No case has tested the justices of the U.S. Supreme Court more than 1962’s Baker v. Carr. The Court had to hear a second set of oral arguments six months after the first, then hand down six opinions for eight justices. The ninth justice, Charles Evans Whittaker, found trying the case so upsetting he had a nervous breakdown and skipped the final vote. He resigned right after the decision and soon after died. Yet Chief Justice Earl Warren called Baker v. Carr the most important decision rendered in his 16 years on the High Court.
Baker occurred because Charles W. Baker, mayor of Millington, Tennessee, nine miles north of Memphis, tired of his town getting the short end of the state legislative stick. He signed on as lead plaintiff in a suit the League of Women Voters and other reform organizations organized. The goal was rebalancing state-level representation of residents of cities and suburbs. Memphis, Nashville, Knoxville, and environs had 63 percent of Tennessee’s people but only 13 of 33 state Senate seats. A rural voter enjoyed disproportionate clout: the Memphis area’s seven state senators each represented 20 times the number of residents the senator from farm-filled Moore Country did.

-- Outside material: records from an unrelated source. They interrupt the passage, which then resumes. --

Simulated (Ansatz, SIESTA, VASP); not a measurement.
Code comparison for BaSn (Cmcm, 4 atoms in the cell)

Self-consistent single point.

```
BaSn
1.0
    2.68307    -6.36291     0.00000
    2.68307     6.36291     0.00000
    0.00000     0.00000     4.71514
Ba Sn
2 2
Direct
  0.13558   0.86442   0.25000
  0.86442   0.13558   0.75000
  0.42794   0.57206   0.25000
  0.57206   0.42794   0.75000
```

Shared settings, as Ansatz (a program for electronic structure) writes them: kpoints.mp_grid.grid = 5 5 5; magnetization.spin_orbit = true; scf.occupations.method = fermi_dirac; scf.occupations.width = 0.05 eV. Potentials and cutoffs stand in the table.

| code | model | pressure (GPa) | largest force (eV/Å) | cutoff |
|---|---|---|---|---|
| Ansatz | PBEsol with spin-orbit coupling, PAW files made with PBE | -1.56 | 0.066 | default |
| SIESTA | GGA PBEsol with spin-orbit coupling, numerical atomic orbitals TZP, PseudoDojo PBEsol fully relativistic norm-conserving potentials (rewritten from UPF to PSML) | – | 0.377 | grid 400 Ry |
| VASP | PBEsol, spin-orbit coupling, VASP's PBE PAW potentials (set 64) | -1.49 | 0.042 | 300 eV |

Tennessee’s constitution called for reapportioning the legislature every ten years, but the state still was basing voting districts on the 1900 census. The 1920 census had shown for the first time more Americans living in cities than in rural areas. That shift held, unacknowledged in legislatures. Rural lawmakers were using their legislative majority to starve cities with skinflint outlays for public needs.
The condition was nationwide, with urban- ites shortchanged in as many as 40 states. The 6 million living in the Los Angeles County area had the same punch in California’s legislature as a rural district of 14,000. Burlington, Vermont’s capital (pop. 33,155), had one rep in that state’s lower house; so did Vermont’s least populous district, with just 38 residents.
The situation was profoundly anti-democratic, but city folk had scant recourse. Neither of the routes normally open to political reformers was available to them. Asking legislatures to reapportion to reflect population reality was futile, since rural lawmakers hated to yield power. Going to court was ineffective; judges’ hands were tied by a 1946 Supreme Court mandate in Colgrove v. Green that redistricting was a political question courts were to eschew.
After Baker’s challenge was denied, the justices decided to rethink that 1946 precedent. In oral arguments in April 1961, the lawyer asking that Tennessee’s districts reflect population claimed the extant setup so diluted urban residents’ power as to deny them equal protection as guaranteed by the 14th Amendment. Lawyers for Tennessee Secretary of State Joe C. Carr admitted to the inequalities but insisted the matter was one for the state to address, leaving federal courts no role.
In conference, the justices split harshly, haranguing one another. Hugo Black and William O. Douglas, both dissenters in Colgrove, were joined by Warren and William Brennan in backing mandatory redistricting. Felix Frankfurter, who had written the Colgrove decision, was adamant about upholding its ban on federal court action; he feared that too much intervention in everyday life would cost courts the public’s trust. He had immediate support from conservative John Harlan. Tom Clark hesitated to let federal courts wade into what he saw as political disputes, and Whittaker, though sympathizing with those for redistricting, would not lend a fifth vote to override Colgrove. Potter Stewart ended the discussion by saying he could not make up his mind.
That meant additional oral arguments—three hours in October, in the court’s first-ever morning session. Whittaker was still wrestling with his decision, but Stewart indicated he was leaning toward siding with those who saw in Tennessee’s apportionment a 14th Amendment problem. Clark was in the Frankfurter camp but in trying to write a dissent listing options for would-be redistricters, he realized none existed and tentatively switched sides
Even with Whittaker still on the fence, the Warren side now had a comfortable six votes—if they could hold Clark and Stewart. To achieve that tricky end, Warren’s means was to assign the job of writing the majority opinion to Brennan, rather than to Black or Douglas, longtime foes of malapportionment. Brennan carefully crafted a holding that would not alienate those two wavering pillars.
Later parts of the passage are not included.